Edge rates means rise time of a signal some signals are slow rising like / others are fast |. The fast edges implies higher frequency components within the waveform. With high frequencies, groundplane becomes very important.

Thanks!

That was just my question (my other one :)), why is solid ground plane specially important for high frequency currents?
 
unless you have proper decoupling or a 4 layer board, a good ground plane can be rendered useless.

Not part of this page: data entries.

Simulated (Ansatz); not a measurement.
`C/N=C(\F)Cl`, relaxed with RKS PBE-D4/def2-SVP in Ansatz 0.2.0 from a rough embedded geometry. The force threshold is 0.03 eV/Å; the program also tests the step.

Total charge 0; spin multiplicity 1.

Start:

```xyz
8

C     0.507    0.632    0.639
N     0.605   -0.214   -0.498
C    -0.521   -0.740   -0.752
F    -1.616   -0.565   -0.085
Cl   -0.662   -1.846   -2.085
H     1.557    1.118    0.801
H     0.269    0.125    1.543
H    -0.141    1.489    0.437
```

even at relatively low frequencies you need both to pass EMI.

Dan
 
Thats good to know, thank you.

But why is it specially indicated that a solid ground is needed for high-frequency currents?
What is the different consequenes of high and low frequency currents?
 
But why is it specially indicated that a solid ground is needed for high-frequency currents?
What is the different consequenes of high and low frequency currents?
A high-frequency or fast rise-time pulse requires a ground plane in close proximity to carry the return signal. else the signal will radiate and the high frequency signal or signal edge becomes distorted. Even a small gap in the ground plane which causes the return signal to take a different path can cause significant problems with the signal. For very high frequencies, microstrip traces are used where the trace width, and distance to the ground plane are controlled to maintain a specific impedance and minimize signal reflections.

A low frequency return signal can take a longer or different path without serious radiation or distortion so a ground plane is not as essential. The frequency at which a ground plane is required is not exact. Generally to be safe, a ground plane is used for most circuit boards operating much above audio frequencies including most digital boards.
 
A high-frequency or fast rise-time pulse requires a ground plane in close proximity to carry the return signal. else the signal will radiate and the high frequency signal or signal edge becomes distorted. Even a small gap in the ground plane which causes the return signal to take a different path can cause significant problems with the signal. For very high frequencies, microstrip traces are used where the trace width, and distance to the ground plane are controlled to maintain a specific impedance and minimize signal reflections.

A low frequency return signal can take a longer or different path without serious radiation or distortion so a ground plane is not as essential. The frequency at which a ground plane is required is not exact. Generally to be safe, a ground plane is used for most circuit boards operating much above audio frequencies including most digital boards.

What does it mean when a signall radiates?

I read that in high-frequencies, if a return current will go thru a big loop, The wire will become a relatively large inductor, and due to high frequency, its impedance will be very large, and therefore (here is my conclusion) the 0V of the circuit wont be 0V but lets say x volt, is it right? (what is x then? more than a few mV?)

I'd love to hear about the problems that it makes, like the radiation problem you arouse which i didnt quite understand.


Thank you!
 
Radiation means the energy pops off the wire into free space and radiates outwards, IE your circuit becomes a radio. At high frequencies this is very easy to do, even over short distances if the PCB is designed poorly. It depends entirly on the frequencies you're working with.
 
Radiation means the energy pops off the wire into free space and radiates outwards, IE your circuit becomes a radio. At high frequencies this is very easy to do, even over short distances if the PCB is designed poorly. It depends entirly on the frequencies you're working with.

Thanks.
Is it what called antena loop?
I really wanted to learn about it in next few days and now i'm wondering if that is the case you're talking about.

EDIT:

What causes this radiation is that that if no solid ground plan would be exist then the current will go in loop?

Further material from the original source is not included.